Sap, Sap, Sappy. Is It Weird You Make Me This Happy?

I’m awkward. You may not see that physically and neither do I, but I can feel it. That slight change in dynamic that makes me want to run. But running is useless. We both know that. I could run to the edge of the earth and jump off and somehow still end up in your room. It’s almost pathetic really the need to please. Then again, it’s my pride that gets in the way and it’s my will to defend. But who am I defending if I’m not defending you? I want to be with you and no I don’t mean in a way that’s romantic, maybe. I mean in a way that’s friendly. I want to be able to go to your room and know for a certainty that you were thinking about me before I stepped in. I know you used to watch the door. Waiting for me to walk through it to tell me your newest dream. The new gossip. What’s up for that day. Your problems and your sudden need to not be on this planet for a minute or two. How you would call when you couldn’t find me or “somehow” go to the places you knew I would be. I realized once I came back my presence became almost natural. Like falling into line, we continued, shaking off the rust and going back to what we called natural. The absurd thing is that I bought you flowers. Cheap, plastic, white flowers. For that one thing you told me you liked. That’s stupid really it is, but what else what I supposed to do? You like adventure and I wanted you to give that. I wanted you to receive the familiar pang of excitement. Last time you told me you were scared that you would die and this time you probably wouldn’t think that, but instead just have that feeling of happiness. You would smile and laugh that way you do when things are getting ridiculous and you love that ridiculousness. But I’m still hesitating, the flowers sit in my room untouched, useless. Why am I hesitating? Why does this scare me? Why did I get white ones, why not blue? The same blue that your hair was the first day we met. I should have made it sappy. But then again, I’m not doing it because I’m scared. I’m scared because of coincidences and they are white, so you can find them in the dark. I’ve planned really, I did. But they’re still collecting dust and I’m still trying to be better. Yesterday, you thought that I would leave, and you called me as if I was going to walk out and never turn back. And I did turn back, and you smiled. To think that me leaving would be the end of the world, so I’ll take that as you missed me too.

Author: Timera Gaston

I write because I can. It's my own special voice and it couldn't be any better than this. This is my growth. My history. My pride. A journey lives within the each and every word. A journey that i want to continue to share.

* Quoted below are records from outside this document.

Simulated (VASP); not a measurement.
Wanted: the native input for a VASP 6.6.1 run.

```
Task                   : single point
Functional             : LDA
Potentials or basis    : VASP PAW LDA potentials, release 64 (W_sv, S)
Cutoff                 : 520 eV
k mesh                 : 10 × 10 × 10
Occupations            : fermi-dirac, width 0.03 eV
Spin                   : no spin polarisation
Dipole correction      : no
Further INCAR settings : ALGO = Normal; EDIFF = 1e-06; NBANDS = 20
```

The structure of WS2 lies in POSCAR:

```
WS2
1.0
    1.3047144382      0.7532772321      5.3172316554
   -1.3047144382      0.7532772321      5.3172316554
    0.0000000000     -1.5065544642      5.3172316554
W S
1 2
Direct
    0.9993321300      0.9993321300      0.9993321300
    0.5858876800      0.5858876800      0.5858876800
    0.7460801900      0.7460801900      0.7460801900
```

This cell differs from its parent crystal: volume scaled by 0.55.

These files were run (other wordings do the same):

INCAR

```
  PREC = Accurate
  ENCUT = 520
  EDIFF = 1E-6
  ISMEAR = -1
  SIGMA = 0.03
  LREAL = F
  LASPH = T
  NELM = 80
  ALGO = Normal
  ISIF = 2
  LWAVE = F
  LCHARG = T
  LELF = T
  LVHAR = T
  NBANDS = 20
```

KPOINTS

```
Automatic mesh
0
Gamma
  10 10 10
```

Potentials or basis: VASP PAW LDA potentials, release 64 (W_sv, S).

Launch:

3 thoughts on “Sap, Sap, Sappy. Is It Weird You Make Me This Happy?”

  1. I feel the first sentence; wow. Also this sentence really got to me, “I could run to the edge of the earth and jump off and somehow still end up in your room.” It was really powerful. I like how real this whole piece is, because it is a compilation of some of your deepest feelings. I think it’s amazing how you relayed these. I like how you keep going back and forth as well, questioning the “you” character, and yourself as well. It creates rhythm and depth, almost like poetry, but not quite. This is really great 🙂

  2. I love the last line, and I love the way you sound so confident in yourself and also hesitant towards this person and the thoughts you have towards them. It’s endearing. Great post!